Member Since 12 Jan 2009
Offline Last Active Jan 12 2012 07:19 PM

Topics I've Started

[DeferredLighting+iPad/iPhone tested]Compress specular power and specular scale value i...

02 January 2012 - 04:25 PM

Hi,
My english is bad, but I just wanna share something here, because I learned alot in this forum. Maybe these stuff will help someone.

Nowadays, I wanna to implement defered rendering on mobile device(ipad/iphone), because my project needs geometry-independent ligths, so many lights...

After some searching and hard trying, I figured out these devices are not support MRT, and even not support half or single presicion float render target/texture.

So, G-BUFFER is the first and biggest problem. It must use multi-pass technique to generate G-BUFFER.
Have no choice is not a problem, so keep going.
I use three RT and rendering pass to generate G-BUFFER.

[PASS ONE]
POSITION-RT: GL_RGBA GL_UNSIGNED_BYTE
Compressed the position's depth value(float32 in projection space) into this RGBA8 RT, then unpacked/trans back to view-space in lighting stage.
GOOGLE: pack 32-bit float into RGBA(8-bit per channel) render target

[PASS TWO]
NORMAL-RT: GL_RGBA GL_UNSIGNED_BYTE
RGB stored the normal, alpha channel store shadow mask(main directional light's shadow)

[PASS THREE]
COLOR-RT: GL_RGBA GL_UNSIGNED_BYTE
RGB stored the albedo. and alpha channel is free till now.

It's just one 8-bit alpha channel remain, but still have two elements to store.
These are specluar power and specular scale value.
So, Here have two choice:
1. add a new RT and rendering pass, means rendering the entire scene more one time.
2. compress these two value in the free 8-bit space.
Which is the better choice? problem come.

I just cant accept rendering the entire scene four times, so compress is my choice.

[MAIN CONCEPT]
give scale value a [0, 2] range.
give it 3-bit can represent 2^3=8 values in theory.
precision is 2/8=0.25(0, 0.25, 0.5, 0.75 ... 2.0), this is acceptable.
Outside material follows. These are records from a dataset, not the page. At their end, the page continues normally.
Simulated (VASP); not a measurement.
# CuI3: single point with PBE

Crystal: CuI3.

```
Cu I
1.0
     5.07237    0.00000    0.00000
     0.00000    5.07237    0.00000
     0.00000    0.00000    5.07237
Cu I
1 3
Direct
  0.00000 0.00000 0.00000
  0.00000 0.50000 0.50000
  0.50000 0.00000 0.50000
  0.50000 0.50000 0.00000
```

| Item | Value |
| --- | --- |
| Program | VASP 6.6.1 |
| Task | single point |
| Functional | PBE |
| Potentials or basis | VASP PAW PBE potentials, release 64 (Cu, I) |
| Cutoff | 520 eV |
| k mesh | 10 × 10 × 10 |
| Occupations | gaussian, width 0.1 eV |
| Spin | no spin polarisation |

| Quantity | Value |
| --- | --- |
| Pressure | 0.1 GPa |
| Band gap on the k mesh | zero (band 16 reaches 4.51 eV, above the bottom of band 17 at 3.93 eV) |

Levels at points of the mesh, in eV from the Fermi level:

give power value a [0, 200] range.
give it 5-bit can represent 2^5=32 value.
precision is 200/32=6.25(0, 6, 12, 18...200), this "average-kind" of distribution is not acceptable.

[KEY CONCEPT]
I wanna more precision on small power values, and less precision on large ones, when the power value become larger and larger.
someting like this:
0, 0.4, 1.2, 2.4, 4, 6, 8.4, 11.2, 14.4, 18, 22, 26.4 ...... 200
yes, the key-idea for this compression is "arithmetic progression".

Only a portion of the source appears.